If you also require HTTPS for your site¹, you’ll also need to add a url pattern ²to SECURE_REDIRECT_EXEMPT in your settings file that your load balancer can use for health checks. Otherwise, attempts to query the health of your instance via IP address will result in an SSL redirect, but since the redirect will be based on IP address instead of domain name, the certificate will not be validated.

Get an SSL cert>

Get an SSL cert #

Speaking of SSL, get yourself a certificate. You can do this easily and for free via DNS verification in AWS, so get ye to yon SSL console and create one for your app domain.

Set up Elastic Beanstalk>

Set up Elastic Beanstalk #

Now that all the base details are out of the way, it’s time to install your app. To begin with you’ll want to make sure you have all the environment variables you need. Run heroku config and note all the env variables displayed. You’ll want to copy them to a text file, e.g. env-prod using the [KEY]="[VALUE]" format with one variable per line. We’ll use this to mirror the settings we need in AWS.

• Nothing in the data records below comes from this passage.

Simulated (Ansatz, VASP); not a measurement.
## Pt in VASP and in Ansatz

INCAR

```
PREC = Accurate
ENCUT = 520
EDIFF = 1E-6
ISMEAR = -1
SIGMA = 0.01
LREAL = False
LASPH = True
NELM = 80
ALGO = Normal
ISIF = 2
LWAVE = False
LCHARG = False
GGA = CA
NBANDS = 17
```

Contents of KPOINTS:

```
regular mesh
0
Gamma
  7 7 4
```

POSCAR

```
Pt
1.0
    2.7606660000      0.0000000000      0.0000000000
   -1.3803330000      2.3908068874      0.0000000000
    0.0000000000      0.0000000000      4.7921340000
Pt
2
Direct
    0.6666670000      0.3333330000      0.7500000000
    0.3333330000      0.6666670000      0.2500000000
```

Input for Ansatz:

NOTE If you have other add-ons you are using from the Heroku Elements marketplace, you will have to migrate to alternative plans as those will terminate when you destroy your Heroku app. Make sure to figure that out in advance and update your Heroku app accordingly as well as you prep for migration.

Initialize an app>

Initialize an app #

From your project directory, run eb init. This will install the required configuration files and add appropriate entries to your .gitignore file to prevent artifacts from being added to your repository. You will be prompted to name your application, and it will do the initial setup required.

Add config settings for deployment>

Add config settings for deployment #

For a basic Django deployment, you could follow the instructions here, but most likely you will have a variety of other elements to consider when deploying your app. For example, we’re assuming that you also have some node packages to install and you want to run your Django-compressor installation in offline mode. To make sure all that happens, you’re going to need to add a some config files, which serve a similar role as buildpacks in Heroku.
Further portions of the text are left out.